When he has been healthy enough to pitch, Severino has been dominant, with a 2.85 ERA, a 0.98 WHIP and a 10.3 K/9 ratio. That’s the Severino the Yankees are envisioning in this walk year, and as much as he wants to capitalize on that financial opportunity, his success will pay off for them as well. He’s hopeful the end result is a World Series and the chance to stay long term in the Bronx.

“Of course, this is the only team, the only family that I know,” Severino said after Monday’s start (two innings, three hits, four runs, one walk, one strikeout). “Of course I want to spend the rest of my life wearing this uniform. Negotiation is part of the game. When you go to free agency, there’s going to be more teams. But I want to finish my career here.”

Keeping him on the mound is crucial to that strategy, which is why the Yankees weren’t letting Severino anywhere near the World Baseball Classic.

“I think when you consider his injury history these last few years, from an injury standpoint, where he is in his career, I think it’s best for him — and certainly best for us,” manager Aaron Boone said before Monday night’s game. “We’re excited about where he’s at right now.”

Severino at least appears to be right on schedule, getting through his 45-pitch allotment Monday without incident. While Monday’s outing looked bumpy in the boxscore, thanks to Eric Haase smacking a 90-mph slider roughly 410 feet to centerfield for a home run, Severino used his entire arsenal and didn’t have any issues with the clock.
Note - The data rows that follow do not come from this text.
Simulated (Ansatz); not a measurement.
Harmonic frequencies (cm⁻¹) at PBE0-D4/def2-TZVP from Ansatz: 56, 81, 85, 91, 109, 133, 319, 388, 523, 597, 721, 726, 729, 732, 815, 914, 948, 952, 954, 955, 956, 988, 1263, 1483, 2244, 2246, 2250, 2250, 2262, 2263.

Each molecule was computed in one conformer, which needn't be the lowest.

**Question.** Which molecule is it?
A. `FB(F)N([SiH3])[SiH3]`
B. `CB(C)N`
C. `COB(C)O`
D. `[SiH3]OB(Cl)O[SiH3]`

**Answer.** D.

His four-seam fastball velocity ranged from 96 to 98 mph, and he mixed in his slider and changeup. While the max velo pleasantly surprised him, he wasn’t too thrilled with the slider. At all.

“It was terrible,” Severino said. “I need to work more on that particular pitch right now. It’s just staying in the middle — a lot. Just need to work more on the shape and getting it more to the corner.”

But that’s a simple fix and easily corrected, unlike the health problems of his past, which have been more difficult to shake. Severino wound up on the 60-day injured list last season because of a strained right lat (he felt it was an excessively long rehab), so he doubled down on his offseason conditioning efforts this past winter. He dropped 15 pounds and thinks this slimmed-down version could give him better stamina over the long season.

When asked the difference for him on the mound, Severino smiled.

“I feel lighter,” he said. “I feel good right now. I wasn’t trying to lose weight, I was just trying to eat healthy and work out a little bit harder.”

Severino believes the new ability to use PitchCom at his belt, enabling a two-way communication with the catcher — an MLB experiment in spring training — could be a huge plus for him if it sticks for the regular season. “Love it — I think it’s the greatest thing,” he said. “It’s faster.”

And a better version of Severino, one that stays in the rotation, should help make this Yankees’ staff more fearsome than any other five in the sport.

“Since I’ve been here, this is the most powerful rotation we’ve had,” he said. “If we can all be healthy for a full year, it’s going to be amazing to watch.”